# Plant ID?



## donh1298 (Aug 4, 2011)

Hi everyone. Found this growing in a boggy area on our property. Any idea what it is? I put in in a large vase with Safe-T-Sorb in the bottom. It looks pretty unhappy. But I know a lot of emersed plants do for a while when are submerged.

I appreciate any help you can offer. Sorry for the sideways photo. I have tried everything to get it to post in portrait alignment.









View attachment 62265


----------



## donh1298 (Aug 4, 2011)

This plant was in Hardeman County in West Tennessee. We had an area where a gray water line from the septic tank had been leaking underground. The ground became saturated and began to pool over the years. We fixed the pipe but we now know that water is flowing in from the ground as well. We think the water table is very close to the surface. It's an area about 8'X4'. It is boggy with some green algae and somehow, some Ludwigia has gotten started there. We have Ludwigia in the pond, about 60-75 feet away. There is also a LOT of Diodia virginiana. 

This is growing in the middle of the Ludwigia in the boggy area. It looks very aquatic but I know looks can be deceiving.


----------



## Cavan Allen (Jul 22, 2004)

That's also a _Ludwigia_. Might be _L. decurrens_ (wing on stem from below the leaves?). Would be easier with flowers and/or fruit.


----------



## donh1298 (Aug 4, 2011)

Cavan Allen said:


> That's also a _Ludwigia_. Might be _L. decurrens_ (wing on stem from below the leaves?). Would be easier with flowers and/or fruit.

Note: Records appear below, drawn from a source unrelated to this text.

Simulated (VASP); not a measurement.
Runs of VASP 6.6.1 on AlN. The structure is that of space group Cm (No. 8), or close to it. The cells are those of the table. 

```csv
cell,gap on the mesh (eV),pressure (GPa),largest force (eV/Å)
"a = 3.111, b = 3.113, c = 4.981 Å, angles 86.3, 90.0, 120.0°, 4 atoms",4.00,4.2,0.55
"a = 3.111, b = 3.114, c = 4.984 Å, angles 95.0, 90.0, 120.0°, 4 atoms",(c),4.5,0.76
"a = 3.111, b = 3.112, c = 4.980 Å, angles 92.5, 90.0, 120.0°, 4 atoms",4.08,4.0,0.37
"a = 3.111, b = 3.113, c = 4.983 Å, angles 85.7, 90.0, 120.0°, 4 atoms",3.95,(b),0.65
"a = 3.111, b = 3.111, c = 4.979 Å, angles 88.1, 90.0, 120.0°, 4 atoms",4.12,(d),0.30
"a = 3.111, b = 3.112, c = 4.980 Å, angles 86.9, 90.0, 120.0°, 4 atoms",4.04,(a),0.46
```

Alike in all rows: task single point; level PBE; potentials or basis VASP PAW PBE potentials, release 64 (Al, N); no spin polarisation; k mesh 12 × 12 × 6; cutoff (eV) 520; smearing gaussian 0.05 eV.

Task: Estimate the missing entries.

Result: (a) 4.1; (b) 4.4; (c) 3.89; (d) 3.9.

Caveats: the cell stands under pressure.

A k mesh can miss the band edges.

So Cavan, is this a plant that will do well submersed like other Ludwigia?

I'm kicking myself. I had a couple of stems with flowers and threw them aside. I just went out and they were totally wilted. I'm going to look again tomorrow and see if I see another one blooming.


----------



## donh1298 (Aug 4, 2011)

Cavan Allen said:


> That's also a _Ludwigia_. Might be _L. decurrens_ (wing on stem from below the leaves?). Would be easier with flowers and/or fruit.


Here is a photo of the flower from one of these.


----------



## Cavan Allen (Jul 22, 2004)

It's either decurrens or leptocarpa. A closeup of the stem and fruit would decide it.

Neither are good aquarium plants. Though you should be able to find glandulosa in your area.


----------



## donh1298 (Aug 4, 2011)

Thanks Cavan. I'll learn about and look for glandulosa.


----------